Can we revive the Tenants Purchase Scheme while boosting housing supply?
This article appeared originally in the CHINADAILY on 27 January, 2020.
Authors: Ryan Ip, Head of Land and Housing Research, Koby Wong, assistant researcher at Our Hong Kong Foundation.
In the last article, we have explained why the Hong Kong government’s claim that the relaunch of the Tenants Purchase Scheme (TPS) will cause the supply of public rental housing (PRH) to shrink in a short period of time is nothing but an exaggeration. (Impact of relaunching tenants purchase plan would be negligible, Dec 17, 2020). Instead, we believe that relaunching the TPS and increasing the supply of public housing are not fish and bear’s paws and in the following, we will explain why.

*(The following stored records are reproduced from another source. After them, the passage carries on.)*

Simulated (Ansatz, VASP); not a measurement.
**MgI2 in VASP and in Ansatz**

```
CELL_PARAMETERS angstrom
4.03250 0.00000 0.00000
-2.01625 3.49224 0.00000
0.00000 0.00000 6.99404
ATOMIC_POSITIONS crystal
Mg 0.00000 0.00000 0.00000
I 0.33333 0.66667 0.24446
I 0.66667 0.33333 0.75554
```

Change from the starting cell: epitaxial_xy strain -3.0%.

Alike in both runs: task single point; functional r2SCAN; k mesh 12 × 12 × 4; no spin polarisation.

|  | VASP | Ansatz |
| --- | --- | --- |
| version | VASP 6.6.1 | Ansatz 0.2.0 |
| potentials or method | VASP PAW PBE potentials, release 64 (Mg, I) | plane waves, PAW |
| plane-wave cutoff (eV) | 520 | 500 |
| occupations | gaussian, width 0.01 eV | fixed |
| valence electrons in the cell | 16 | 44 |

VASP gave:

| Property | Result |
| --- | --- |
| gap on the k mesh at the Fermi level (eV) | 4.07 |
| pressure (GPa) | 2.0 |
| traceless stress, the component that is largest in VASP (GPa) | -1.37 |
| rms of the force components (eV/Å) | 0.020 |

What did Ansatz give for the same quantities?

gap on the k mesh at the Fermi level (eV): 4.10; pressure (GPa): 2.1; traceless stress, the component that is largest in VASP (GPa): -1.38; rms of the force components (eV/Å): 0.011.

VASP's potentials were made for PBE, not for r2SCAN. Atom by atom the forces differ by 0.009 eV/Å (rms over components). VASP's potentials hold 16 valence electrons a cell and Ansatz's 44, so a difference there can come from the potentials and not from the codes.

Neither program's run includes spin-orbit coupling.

Relaunching the TPS and tackling the public housing shortage are separate matters. Since the introduction of the TPS in 1998, its aim has been to improve the home ownership rate in Hong Kong, helping low- and middle-income families become homeowners and thereby narrowing the wealth gap. In other words, relaunching the TPS is not about increasing the supply of public housing; its objective is to redress economic inequality and help low-income families get on the property ladder. The scheme has successfully created wealth for more than 140,000 families who bought PRH units at the time. Between 2003 and 2019, the overall property prices in Hong Kong rose by more than five times, while the median household income grew by only 80 percent over the same period. The relaunch of the TPS will allow the remaining 800,000 low-income households living in PRH to benefit from asset appreciation as homeowners.
The government should aim to address both at the same time: by relaunching the TPS, it can build wealth for low-income families and narrow the wealth gap; by adopting a multi-pronged approach to increasing land and housing supply, it can strive to provide a home for all
The government has repeatedly stated that relaunching the TPS will only be considered after the shortage of public housing supply has been addressed. However, it is not realistic to expect that a policy designed for bridging the income gap can tackle public housing inadequacy, because reviving the TPS and boosting housing supply are entirely separate matters.
To limit the number of people on the PRH waiting list and shorten their waiting time, the most effective and reliable measure is to increase the supply of public housing. Unfortunately, in the past seven years, public housing construction has consistently failed to meet the target stated in The Long Term Housing Strategy, with a cumulative shortfall of nearly 82,600 units. Meanwhile, the housing authority still focuses on the 200 flats that will not be recovered each year as a result of the relaunch of the TPS — it really can’t see the forest for the trees.
Tackling a shortage requires a multi-pronged approach and a streamlined process. An adequate supply of available land is a prerequisite for the construction of more public housing units, just as flour is needed to make bread. Therefore, we are certainly pleased to hear the chief executive announce in her Policy Address that the government has identified all of the 330 hectares of land required for the construction of 316,000 public housing units, which will meet the demand for public housing in the next 10 years.
However, there are many hurdles to overcome between the identification of the land and the actual completion of housing. According to our analysis, we have found that the average development time for public housing projects is 10 years, with the longest one spanning over 15 years. Even after sites have been successfully rezoned for residential use, the projects can still suffer substantial delays due to complex bureaucratic procedures. For this reason, we are also glad to see that the Policy Address has proposed a review of the administrative procedures for public housing development, with a view to removing barriers and streamlining the process.
Meeting the demand for public housing in the next 10 years is only the first step. To provide a secure home for all Hong Kong people in the long run, a multi-pronged approach must be adopted to increase land supply, for example, by expediting the Lantau Tomorrow Vision, a massive reclamation scheme. Only by increasing the supply of land for housing substantially can we hope to accommodate all those on the PRH waiting list, or even follow the example of the Singaporean government and sell public housing units at an affordable price to the vast majority of Hong Kong people.
Whilst boosting housing supply, we also need to bridge the wealth gap. On the one hand, Hong Kong has the biggest gap between rich and poor among the developed economies. On the other hand, the chronic shortage of housing supply has not only made Hong Kong’s property prices the most unaffordable in the world, but also caused the waiting time for PRH to reach record highs, evidence of our acute housing crisis. A yawning wealth gap and a critical housing shortage are equally urgent social problems, so it makes little sense for the government to prioritize one over the other. The government should aim to address both at the same time: by relaunching the TPS, it can build wealth for low-income families and narrow the wealth gap; by adopting a multi-pronged approach to increasing land and housing supply, it can strive to provide a home for all.